If you opt to follow the National Forests Route then Walla Walla is a great base, especially if you're a wine enthusiast.
Danita Delimont/

There are fascinating attractions in Walla Walla. You might for example wish to explore Fort Walla Walla Museum, a 19th century military fort, or visit Pioneer Park, which is a beautiful green area and a peaceful spot to spend a moment during your visit in this city.

Of the many wonderful wineries in the area, you might at least want to visit Seven Hills Winery, one of the founding estates of Walla Walla Valley.

As a hotel recommendation, The Finch is our favorite. This stylish, neat, modern hotel is located with beautifully maintained grounds, which will be a peaceful retreat after your drive. If you wish to explore, The Finch offers free parking, and free bicycles are available for guests to use for exploring the area.

Being in central Walla Walla, the hotel is in a wonderful location for exploring the city. You can easily walk to many of the nearby attractions, such as the Gesa Power House Theater, Walla Walla County Fairgrounds, or Children's Museum of Walla Walla.

You'll also find many amazing wineries and fabulous restaurants right in the vicinity of the hotel.

Where to stay when you reach Boise

Boise is the capital of the state of Idaho. It is especially known for wonderful outdoor recreation opportunities, and for the many parks and greenspaces in the city, such as the Boise River Greenbelt.

Boise, Idaho, USA with a street leading to the Capital Building in the distance during fall and mountains in the far distance.
Beautiful Boise has plenty of outdoor recreation opportunities as well as the great Idaho State Museum.
Charles Knowles/

Our top choice for a stay in Boise is The Grove Hotel. This hotel is centrally located and has comfortable, luxurious rooms, a sauna, a hot tub with a view, and a lovely restaurant. The hotel also has free bikes for you to explore the city with.

The Grove Hotel is close to several of the city's popular attractions, such as the Egyptian Theater, the oldest theater in the city, or the majestic Idaho State Capitol.

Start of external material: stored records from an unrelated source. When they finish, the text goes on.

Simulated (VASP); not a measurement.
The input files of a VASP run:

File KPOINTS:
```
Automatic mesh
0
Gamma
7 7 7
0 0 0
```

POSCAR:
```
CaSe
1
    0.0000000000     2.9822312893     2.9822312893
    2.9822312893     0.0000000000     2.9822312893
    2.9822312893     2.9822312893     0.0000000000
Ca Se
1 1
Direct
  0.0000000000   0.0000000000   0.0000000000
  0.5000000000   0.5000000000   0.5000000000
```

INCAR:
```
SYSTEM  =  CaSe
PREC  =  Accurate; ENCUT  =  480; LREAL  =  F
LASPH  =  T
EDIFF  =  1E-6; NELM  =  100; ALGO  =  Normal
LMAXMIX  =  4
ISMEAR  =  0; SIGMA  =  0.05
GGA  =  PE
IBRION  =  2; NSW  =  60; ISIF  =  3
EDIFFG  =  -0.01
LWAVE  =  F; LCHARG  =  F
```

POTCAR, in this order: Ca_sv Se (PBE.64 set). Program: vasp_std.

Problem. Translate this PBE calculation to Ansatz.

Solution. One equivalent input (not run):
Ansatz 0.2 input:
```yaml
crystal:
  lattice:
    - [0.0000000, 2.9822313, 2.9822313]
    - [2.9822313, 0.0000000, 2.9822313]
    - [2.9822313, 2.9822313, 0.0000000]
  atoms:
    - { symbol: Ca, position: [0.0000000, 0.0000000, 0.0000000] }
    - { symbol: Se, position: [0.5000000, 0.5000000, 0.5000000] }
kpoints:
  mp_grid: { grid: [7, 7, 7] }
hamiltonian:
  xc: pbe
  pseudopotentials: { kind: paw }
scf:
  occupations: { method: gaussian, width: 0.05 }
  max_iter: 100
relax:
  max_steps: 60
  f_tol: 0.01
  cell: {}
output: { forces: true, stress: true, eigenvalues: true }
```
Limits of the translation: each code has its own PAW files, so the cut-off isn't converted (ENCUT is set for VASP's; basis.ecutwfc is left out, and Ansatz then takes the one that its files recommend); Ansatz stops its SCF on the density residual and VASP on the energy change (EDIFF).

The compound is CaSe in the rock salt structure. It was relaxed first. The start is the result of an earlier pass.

The Idaho State Museum is also a short walk away, and on 8th Street in downtown Boise you'll find a lovely pedestrian area with cafés and restaurants.

Things to see on a road trip from Portland to Boise

There is much to see and do on this road trip, from hiking or picnicking in nature areas with majestic landscapes, to tasting wines or beers in local wineries and breweries, to visiting museums, markets, historic buildings and other attractions in the cities along the way.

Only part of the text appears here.